Data traversal with clojure.walk

Clojure's core API includes a library, clojure.walk, that is specifically for traversing data structures. The library's functionality is based on a core function named walk, although walk is rarely directly called. Instead, it is far more common to access the functionality via the prewalk and postwalk functions. Both functions walk the tree in depth-first order but they differ in whether a node is visited before or after its children. Both versions take a function to apply at each node that returns a replacement node (or the original node).

For example, Listing 9 shows a postwalk operating on a heterogeneous tree of data. We first walk the tree and pass a function that merely prints the node being visited and returns the node. Then we call postwalk, passing in a function that looks for integers and increments them by one, leaving everything else the same.

Listing 9. The postwalk function at work
user> (def data [[1 :foo] [2 [3 [4 "abc"]] 5]])
#'user/data

user> (require ['clojure.walk :as 'walk])
nil

user> (walk/postwalk #(do (println "visiting:" %) %) data)
visiting: 1
visiting: :foo
visiting: [1 :foo]
visiting: 2
visiting: 3
visiting: 4
visiting: abc
visiting: [4 abc]
visiting: [3 [4 abc]]
visiting: 5
visiting: [2 [3 [4 abc]] 5]
visiting: [[1 :foo] [2 [3 [4 abc]] 5]]
[[1 :foo] [2 [3 [4 "abc"]] 5]]

user> (walk/postwalk #(if (number? %) (inc %) %) data)
[[2 :foo] [3 [4 [5 "abc"]] 6]]

Using postwalk and prewalk is beneficial because they already understand how to walk almost all of the core Clojure data structures — such as vectors, lists, sets, and maps (exceptions include sorted maps and records). When using clojure.walk, we don't need to specify any navigation code; instead we supply only the essential code that finds the node to modify and modifies it.

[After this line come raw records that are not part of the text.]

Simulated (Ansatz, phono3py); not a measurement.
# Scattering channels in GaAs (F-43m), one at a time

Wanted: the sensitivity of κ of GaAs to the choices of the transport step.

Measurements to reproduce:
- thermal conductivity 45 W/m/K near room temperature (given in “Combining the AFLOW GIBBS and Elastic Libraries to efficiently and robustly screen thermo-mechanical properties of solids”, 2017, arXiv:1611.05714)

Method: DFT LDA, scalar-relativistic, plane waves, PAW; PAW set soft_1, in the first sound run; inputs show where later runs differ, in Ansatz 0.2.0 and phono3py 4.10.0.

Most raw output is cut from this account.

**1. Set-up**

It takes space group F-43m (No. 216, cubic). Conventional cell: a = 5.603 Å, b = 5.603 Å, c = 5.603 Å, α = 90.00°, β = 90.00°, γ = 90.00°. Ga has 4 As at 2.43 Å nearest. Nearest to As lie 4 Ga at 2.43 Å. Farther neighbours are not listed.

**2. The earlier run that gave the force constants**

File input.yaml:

Let’s apply postwalk to our eval-concat problem from Listing 10. When we find a node of type :concat, we check whether it can be evaluated and return a new value node in place of the original :concat node.

Listing 10. The eval-concat problem with postwalk
(defn eval-concat [node]
  (if (and (= :concat (node-type node))
            (every? string? (:args node)))
     (string/join (:args node))
     node))

(defn walk-example
  [node]
  (walk/postwalk eval-concat node))

That’s a much more satisfying implementation. All of the traversal is handled for us inside postwalk and we only need to supply the function to find and modify the tree in place.

Recursion in the Visitor pattern

One issue with both the original Visitor pattern and this implementation with postwalk is that the pattern is recursive (see Figure 9). When evaluating the modification function at a node, all of the parent-node traversals are on the stack. This is obvious in the Visitor implementation where you see all of the recursive calls to the eval-concat function. But even if it's tidily hidden away in postwalk, the structure is the same.

Figure 9. Recursive calls with clojure.walk
Recursive calls with clojure.walk.

Recursion is not necessarily bad — it’s easy to understand and for small trees is unlikely to be an issue. But in the case of larger trees, we might prefer to traverse iteratively, in order to preserve memory. The question is, can we implement the Visitor pattern without recursion?

Clojure's functional zippers

A well-known solution to the problem of traversing and modifying a tree in functional programming is the zipper, most famously described by Gérard Huet (see Resources). A zipper is a way of representing a data structure with a local context, such that navigation (iteration) and modification from the current context are, for the most part, constant-time. All changes are local to the context.

A tree zipper is typically composed of a path from the root to the current location in the tree, plus the subtree context at the focal node. The name "zipper" refers to moving up and down the tree like a zipper, with the part above the focal node as the open part of the zipper and the local state as the closed part.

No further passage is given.